Never turning back, never turning back
And so on…
~ We’re gonna name and claim the powers
~ Courage, strength and resistance
~ We will recognise and resource gifts
~ Resistance liturgy that implicates
~ Good news is relative to bad
~We honour elders gone ahead
~ We’re among a cloud of witnesses
~ Jesus can I go with you?
~ I know nothing about anything
~ I will disciple in my watershed
~ I will apprentice to the wilderness
Get into Talking Circles and discuss reflections on the week and Commitments and Conspiracies
Mountain – need to pack up all this stuff and feelings and take to the place I came from. Elijah and Moses are out of sight > one step at a time. What is manageable and measurable?
What do you need to learn about your place/watershed?
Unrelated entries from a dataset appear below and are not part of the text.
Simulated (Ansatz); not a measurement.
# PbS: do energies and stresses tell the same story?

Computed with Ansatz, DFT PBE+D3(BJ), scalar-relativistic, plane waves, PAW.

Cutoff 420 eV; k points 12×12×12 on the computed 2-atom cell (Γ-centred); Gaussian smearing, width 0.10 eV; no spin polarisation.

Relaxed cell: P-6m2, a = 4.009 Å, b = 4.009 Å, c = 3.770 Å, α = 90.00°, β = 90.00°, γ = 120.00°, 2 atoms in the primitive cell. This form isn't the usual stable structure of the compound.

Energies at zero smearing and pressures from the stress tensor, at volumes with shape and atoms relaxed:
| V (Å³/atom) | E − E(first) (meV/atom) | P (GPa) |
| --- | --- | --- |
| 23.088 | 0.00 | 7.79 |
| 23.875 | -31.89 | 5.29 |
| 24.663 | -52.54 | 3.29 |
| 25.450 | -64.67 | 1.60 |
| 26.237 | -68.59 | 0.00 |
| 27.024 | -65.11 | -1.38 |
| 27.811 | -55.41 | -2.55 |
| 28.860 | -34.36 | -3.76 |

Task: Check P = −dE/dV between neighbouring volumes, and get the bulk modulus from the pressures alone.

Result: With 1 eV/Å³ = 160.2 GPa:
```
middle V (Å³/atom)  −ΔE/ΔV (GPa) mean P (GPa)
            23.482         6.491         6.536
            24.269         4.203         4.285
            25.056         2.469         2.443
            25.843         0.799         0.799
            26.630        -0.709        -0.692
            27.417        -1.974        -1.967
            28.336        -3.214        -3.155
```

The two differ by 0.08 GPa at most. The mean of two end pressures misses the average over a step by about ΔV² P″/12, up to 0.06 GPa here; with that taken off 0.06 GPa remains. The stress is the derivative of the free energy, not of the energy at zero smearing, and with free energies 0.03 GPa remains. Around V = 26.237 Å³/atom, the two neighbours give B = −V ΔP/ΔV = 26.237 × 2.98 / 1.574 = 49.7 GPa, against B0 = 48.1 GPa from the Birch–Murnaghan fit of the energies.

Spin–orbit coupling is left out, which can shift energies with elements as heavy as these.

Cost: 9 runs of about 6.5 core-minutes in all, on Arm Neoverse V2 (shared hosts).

Who do you reach out to? Who is deeper in the story than you are?
Who could you create spaces like this with?
Strongman – those things deep inside that get in the way of our discipleship known to God.
Lack confidence story is interesting or good enough? Competitive? Hurt/angst? What do you need to let go of? Addictions?
Stone – God is God. God rolled away the stone. “We have a Saviour, we need a priest.” Not saviours >disciples… wherever we go, Jesus went first…
Where in your life are you struggling to believe Jesus has gone first? Hitting head against the wall instead of asking God for help? Where are you trying to be the Saviour?
…now what?
Liturgist: Rose Berger
Share Communion
Song:
A Love supreme…(repeated)
Takes us to a hard and complicated place but the invitation was simple. Invited friends to the tables… enemies too. Body broken, to feed you. Drink it. Also poured out, in a violent way… might happen to you too.
Song:
There is love [peace/life] in the blood of the Lamb
There is power [peace/life] in the blood, and the power [peace/life] is love
Sing about it until it can be realised
– Ched Myers
[Earlier this year I had the great privilege and profoundly impacting experience of attending the BCM Kinsler Institute in Oak View, California – a.k.a a clusterfest: part birthday party, part conference, part church, part action planning meeting… – it’s worth noting that I can/am only speaking to my own notes from those sessions I attended and there were generally 5-6 options for every devotional and workshop spot so this is not conclusive coverage and the mistakes are my own. If you’re interested in this kind of reading there’s many more resources, articles and stories at the Bartimaeus Cooperative Ministries (BCM) and Radical Discipleship websites]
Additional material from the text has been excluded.